This was supposed to be a short flight, less than an hour. Remember that song about a 'three hour tour'? Here's the plane. It was actually bigger on the inside than it looks on the outside. Era only flies inside Alaska and that's important because you don't have to go through security to get on their planes. After years of succumbing to searches I found this to be unnerving.
We took off around 7:30 AM and flew over dense clouds. I took photos but they look a lot like the clouds from yesterday's posts. We got to where Valdez was supposed to be (who could tell?) and started descending into the clouds. Thick clouds that did not get any thinner as we got lower.
Scott, a nice man sitting next to me, was very calm and assured me that this was normal and if it was dangerous the pilot would pull up – and about that time he did. Quickly. When we got back above the clouds I could see snow covered mountain tops in the near distance. We circled 25 minutes and tried it again (by that time I was ready to forget it.) The fog was still too dense and we flew back to Anchorage.

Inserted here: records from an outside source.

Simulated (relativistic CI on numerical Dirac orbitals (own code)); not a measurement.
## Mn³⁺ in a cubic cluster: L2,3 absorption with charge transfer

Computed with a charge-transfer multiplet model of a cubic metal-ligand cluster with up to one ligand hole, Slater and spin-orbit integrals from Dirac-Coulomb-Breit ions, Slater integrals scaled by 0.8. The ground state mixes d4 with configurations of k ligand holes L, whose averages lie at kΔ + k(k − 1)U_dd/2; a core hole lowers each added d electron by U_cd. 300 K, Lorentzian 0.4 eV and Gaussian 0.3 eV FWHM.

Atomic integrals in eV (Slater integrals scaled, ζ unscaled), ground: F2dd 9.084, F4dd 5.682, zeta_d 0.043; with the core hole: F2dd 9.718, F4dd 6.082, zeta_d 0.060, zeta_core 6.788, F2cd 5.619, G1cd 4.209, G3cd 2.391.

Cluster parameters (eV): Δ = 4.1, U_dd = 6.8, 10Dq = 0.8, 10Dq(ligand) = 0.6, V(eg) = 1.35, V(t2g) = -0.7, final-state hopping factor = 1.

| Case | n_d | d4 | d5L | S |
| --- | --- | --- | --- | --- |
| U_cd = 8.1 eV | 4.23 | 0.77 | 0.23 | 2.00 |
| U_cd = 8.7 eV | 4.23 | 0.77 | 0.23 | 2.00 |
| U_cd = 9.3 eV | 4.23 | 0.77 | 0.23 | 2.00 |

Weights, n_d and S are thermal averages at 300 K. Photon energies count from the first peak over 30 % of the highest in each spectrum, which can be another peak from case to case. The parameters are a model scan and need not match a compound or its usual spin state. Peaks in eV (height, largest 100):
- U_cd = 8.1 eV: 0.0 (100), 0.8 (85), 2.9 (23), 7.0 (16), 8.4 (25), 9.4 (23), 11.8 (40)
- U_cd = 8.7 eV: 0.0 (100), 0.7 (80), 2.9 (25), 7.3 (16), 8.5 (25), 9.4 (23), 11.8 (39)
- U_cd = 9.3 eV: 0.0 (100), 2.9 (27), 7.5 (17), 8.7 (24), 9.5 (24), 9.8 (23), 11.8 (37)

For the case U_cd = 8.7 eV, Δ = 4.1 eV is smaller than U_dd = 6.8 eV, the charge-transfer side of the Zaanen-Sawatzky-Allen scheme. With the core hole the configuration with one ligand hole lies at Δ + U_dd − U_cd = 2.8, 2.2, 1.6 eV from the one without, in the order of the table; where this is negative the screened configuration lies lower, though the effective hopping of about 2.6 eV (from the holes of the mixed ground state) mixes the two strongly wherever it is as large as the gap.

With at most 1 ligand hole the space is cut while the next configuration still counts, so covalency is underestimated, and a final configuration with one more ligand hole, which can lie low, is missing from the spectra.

After the 2nd attempt Scott (who is a private pilot with his own plane) said he doesn't fly into Valdez because fog is common. He also mentioned that the control tower at the Valdez airport is remotely controlled – there wasn't an actual person in there to talk us in. They have ground crew in Valdez but that's it. Oh my.
After some discussion with seasoned Alaskan travelers and after consulting the weather I decided that it might be better to drive the 6 hours rather than hope the fog cleared enough to land later in the day (which it did). Sheila, my contact at the Valdez Quilt Festival, agreed so I rented a car and took off.
The leaves are turning in Alaska and the scenery was beautiful! I stopped often to take photos (the drive back should be faster). This is my little car next to the elk crossing sign. If you look closely you may notice that the sign has been shot. It's a problem here – most of the signs I saw had been shot. I tried not to think about who might actively be shooting signs while I was on the road.
It was overcast and a bit rainy all day.
The drive was winding enough to keep my attention.
There are a lot of rivers and streams here. And fishermen – lots and lots of fishermen. And hunters are out because it's hunting season too. They tell me the elk and moose stay off the road during hunting season which is good. I would like to know how they know now is when to hide.
The Alaska pipeline (is there more than one?) ran near the road as I got closer to Valdez.
And there were glaciers! The next photo is more about where the glacier isn't. I think that ice covered the rough black ground in front of the ice not that long ago. It looks newly uncovered to my untrained eye.
This glacier with the split in the middle is about 30 miles outside of Valdez.
I drove in on the marked road and could have walked up close (at my own risk on unstable ground according to the signs) but it was late. I did go far enough that I ran into a couple who were nice enough to take my picture! It was blowing as you can see by my hair sticking up.
I can tell you that Alaska is BIG. Bigger than Texas, although I believe it has a much smaller population. It struck me that if I lived here I would think of nature differently. Nature is in your face here. It is easy to feel both insignificant and magnificent at the same time when you breath this air.